EU: Eurozone recession to be worse, rebound slower





The European Commission, the executive arm of the EU, on Wednesday revised its forecast for the economy of the entire region, saying that it now expected gross domestic product to contract by 0.3 percent on an annual basis this year, rather than remaining flat as it predicted in the spring.

Countries that use the euro have slashed spending and promised to keep their deficits in check; they've vowed to better protect their banks by improving how they're regulated and supervised; and the European Central Bank has put in place a plan to help countries struggling with high borrowing costs, the hallmark of the crisis and the reason some have sought bailouts.

In the latest in a steady stream of job cuts, Danish wind turbine maker Vestas, Swedish wireless equipment group LM Ericsson, and Dutch bank ING announced a total of almost 7,000 layoffs Wednesday.

In the spring, the commission had hoped growth would be flat in 2013.

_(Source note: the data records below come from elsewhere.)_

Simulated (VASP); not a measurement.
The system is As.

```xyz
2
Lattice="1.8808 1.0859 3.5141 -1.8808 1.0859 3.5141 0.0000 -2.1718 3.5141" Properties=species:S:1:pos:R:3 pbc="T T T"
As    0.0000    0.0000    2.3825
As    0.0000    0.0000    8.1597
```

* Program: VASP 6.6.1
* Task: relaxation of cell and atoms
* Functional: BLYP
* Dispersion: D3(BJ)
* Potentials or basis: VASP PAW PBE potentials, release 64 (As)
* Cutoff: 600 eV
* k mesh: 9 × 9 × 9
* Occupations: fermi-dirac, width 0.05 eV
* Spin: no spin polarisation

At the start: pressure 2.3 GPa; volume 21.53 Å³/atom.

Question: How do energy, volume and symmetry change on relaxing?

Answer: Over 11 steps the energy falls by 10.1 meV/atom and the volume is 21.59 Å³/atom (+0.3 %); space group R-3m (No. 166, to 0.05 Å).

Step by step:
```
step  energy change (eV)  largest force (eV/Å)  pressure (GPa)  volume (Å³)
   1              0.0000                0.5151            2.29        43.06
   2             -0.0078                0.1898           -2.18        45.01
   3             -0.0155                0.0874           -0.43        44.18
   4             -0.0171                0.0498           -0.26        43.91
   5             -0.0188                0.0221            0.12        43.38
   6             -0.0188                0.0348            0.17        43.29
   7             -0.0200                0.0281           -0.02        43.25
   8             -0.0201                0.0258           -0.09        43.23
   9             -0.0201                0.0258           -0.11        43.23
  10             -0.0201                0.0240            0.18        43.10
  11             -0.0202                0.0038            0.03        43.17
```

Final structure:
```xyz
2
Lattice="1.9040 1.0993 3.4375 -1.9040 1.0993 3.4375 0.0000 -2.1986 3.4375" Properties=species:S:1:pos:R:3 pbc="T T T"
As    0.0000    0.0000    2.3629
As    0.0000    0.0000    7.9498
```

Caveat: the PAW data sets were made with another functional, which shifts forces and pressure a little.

Because low or negative growth reduces the amount of money governments receive in taxes, stagnation also threatens to throw countries off their deficit targets.

According to the report, both Greece and Spain won't meet their goal of reducing their deficits to 3 percent by 2014.

In a speech given in Frankfurt, Draghi called on governments to back up the ECB's plans to help countries with their borrowing costs by cutting debt and improving growth through cutting excessive red tape.